Chorbishop Seely Beggiani, S.T.D. was Rector of Our Lady of Lebanon Maronite Seminary from 1968 to 2013, and Adjunct Associate Professor of Theology and Religious Studies at The Catholic University of America from 1967 to 2014. He has researched and written on a variety of subjects including systematic theology, Maronite Church history, Maronite liturgy, Syriac theology, and Eastern Christian Spirituality.
His doctoral dissertation at The Catholic University of America in 1963 is entitled: The Relations of the Holy See and the Maronites from the Papacy of Pope Gregory XIII (1572-1585) to the Synod of Mount Lebanon in 1736. His book, Early Syriac Spirituality: with special reference to the Maronite Tradition, was published by Catholic University Press in 2014. Among his published articles during the past 50 years are: “A Case for Logocentric Theology,” Theological Studies 32 (1971): 371-46, “Theology at the Service of Mysticism: Method in Pseudo-Dionysius the Areopagite,” Theological Studies 57 (1996): 201-23, “The Typological Approach of Syriac Sacramental Theology,” Theological Studies 64 (2003): 543-557, and “The Incarnational Theology and Spirituality of John the Solitary of Apamea,” Hugoye: Journal of Syriac Studies 21.2 (2018):391-421. In retirement, Chorbishop Beggiani is preparing a manuscript for publication entitled: “A Thematic Introduction to Syriac Spirituality.” He continues to offer courses in Maronite and Syriac studies at the Maronite Seminary and to offer lectures to various audiences.

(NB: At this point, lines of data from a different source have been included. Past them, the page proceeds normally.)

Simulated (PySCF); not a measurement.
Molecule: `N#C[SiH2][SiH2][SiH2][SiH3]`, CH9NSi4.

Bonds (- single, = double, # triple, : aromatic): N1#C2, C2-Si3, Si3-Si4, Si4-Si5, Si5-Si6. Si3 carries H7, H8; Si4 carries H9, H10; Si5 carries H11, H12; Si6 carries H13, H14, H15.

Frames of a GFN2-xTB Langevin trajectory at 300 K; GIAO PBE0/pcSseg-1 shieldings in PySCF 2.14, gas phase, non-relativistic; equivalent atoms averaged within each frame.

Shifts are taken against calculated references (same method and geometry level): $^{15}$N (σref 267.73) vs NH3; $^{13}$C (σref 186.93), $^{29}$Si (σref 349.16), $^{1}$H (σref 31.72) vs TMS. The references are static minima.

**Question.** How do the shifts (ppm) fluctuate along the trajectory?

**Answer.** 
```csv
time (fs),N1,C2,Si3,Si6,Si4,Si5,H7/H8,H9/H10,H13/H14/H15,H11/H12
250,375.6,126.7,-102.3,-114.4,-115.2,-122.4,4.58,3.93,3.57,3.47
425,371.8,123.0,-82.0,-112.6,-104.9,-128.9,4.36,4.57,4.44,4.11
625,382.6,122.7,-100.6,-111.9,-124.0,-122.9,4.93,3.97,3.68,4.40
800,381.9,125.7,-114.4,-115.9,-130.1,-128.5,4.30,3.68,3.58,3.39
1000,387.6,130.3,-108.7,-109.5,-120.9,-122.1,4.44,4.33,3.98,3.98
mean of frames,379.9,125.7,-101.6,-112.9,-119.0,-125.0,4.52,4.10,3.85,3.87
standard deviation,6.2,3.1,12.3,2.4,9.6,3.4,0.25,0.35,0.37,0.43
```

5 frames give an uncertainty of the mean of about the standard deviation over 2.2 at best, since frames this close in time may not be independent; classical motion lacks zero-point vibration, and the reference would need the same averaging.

To be a person of faith involves several dimensions. Religious faith is the conviction that all of reality, despite the many aspects of life that seem to go wrong, is radically good and has an ultimate purpose. Faith arises from an encounter where God offers us his unconditioned love and awaits our response. For the Christian, faith is the choice to see God, the world, and ourselves through the eyes of Jesus Christ, and the decision to live our lives according to His teachings and His way of life. Faith is embodied in liturgical worship, creeds, a code of morality, and commitments to action especially against injustice.